Albany Road was started in mid-January 1898 and should, by the terms of the contract, have been completed by 10 July. In fact it was only completed on 16 September 1898. Officially opened a few months later on 1 December 1898, it was named after the Duchess of Albany following her visit to St. Thomas's Church in November 1898.  Its construction was in order to pump prime new life into Earlsdon which that had suffered from its earliest days from poor communication with Coventry. There were no direct roads and the shortest route was via a footpath (Earlsdon Jetty) that was the basis for Albany Road. The City Council had started to organise a road to Earlsdon in 1890 but was delayed through problems negotiating with local land owners.

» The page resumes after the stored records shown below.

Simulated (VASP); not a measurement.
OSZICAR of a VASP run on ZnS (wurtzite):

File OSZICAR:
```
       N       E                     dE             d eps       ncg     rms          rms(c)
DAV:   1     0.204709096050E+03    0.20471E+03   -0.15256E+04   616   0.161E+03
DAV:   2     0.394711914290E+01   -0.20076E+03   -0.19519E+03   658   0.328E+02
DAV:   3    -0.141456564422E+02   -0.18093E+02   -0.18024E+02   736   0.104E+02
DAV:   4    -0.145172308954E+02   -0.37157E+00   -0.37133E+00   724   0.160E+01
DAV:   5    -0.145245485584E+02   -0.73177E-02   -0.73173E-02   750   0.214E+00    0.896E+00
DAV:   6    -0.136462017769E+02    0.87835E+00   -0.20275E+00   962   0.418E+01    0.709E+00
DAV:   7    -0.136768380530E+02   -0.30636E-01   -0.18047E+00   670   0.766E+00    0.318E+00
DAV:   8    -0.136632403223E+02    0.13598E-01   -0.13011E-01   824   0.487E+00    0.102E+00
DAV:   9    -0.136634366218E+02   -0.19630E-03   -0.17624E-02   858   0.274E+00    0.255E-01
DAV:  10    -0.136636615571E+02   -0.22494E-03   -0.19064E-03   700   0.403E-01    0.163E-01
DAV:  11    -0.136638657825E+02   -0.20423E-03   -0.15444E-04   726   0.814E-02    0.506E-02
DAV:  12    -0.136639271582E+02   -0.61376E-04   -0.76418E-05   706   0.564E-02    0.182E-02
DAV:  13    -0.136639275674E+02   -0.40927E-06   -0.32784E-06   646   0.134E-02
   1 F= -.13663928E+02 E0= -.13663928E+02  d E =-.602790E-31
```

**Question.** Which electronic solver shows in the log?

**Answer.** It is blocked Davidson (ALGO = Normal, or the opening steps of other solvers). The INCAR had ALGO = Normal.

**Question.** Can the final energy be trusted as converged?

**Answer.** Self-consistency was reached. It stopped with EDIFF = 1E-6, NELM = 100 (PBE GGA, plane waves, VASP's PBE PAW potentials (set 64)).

The new road made the creation of a tram service possible. This started in March 1905 which further increased the interest in Earlsdon as a suburb. Developers needed no encouragement to feed a building boom in the area during the years leading up to the First World War. 

Albany Road
Further development of Albany Road following the First World War

This view of Albany Road is taken part way down from the centre of Earlsdon, looking towards the Butts. Trams are still passing up and down this road but other motor traffic is now beginning to be a more common sight. The Edwardian terraces have been joined by later additions from the 1920s on the left-hand side of the road, filling the few gaps that are left. The blinds on shop fronts and the shadows suggest sunny weather at midday. This busy road displays first signs of the moving and parked motor traffic that blights modern day Earlsdon, but a couple of bicycles and a horse drawn van still remind us of the relatively peaceful time of less than a decade earlier.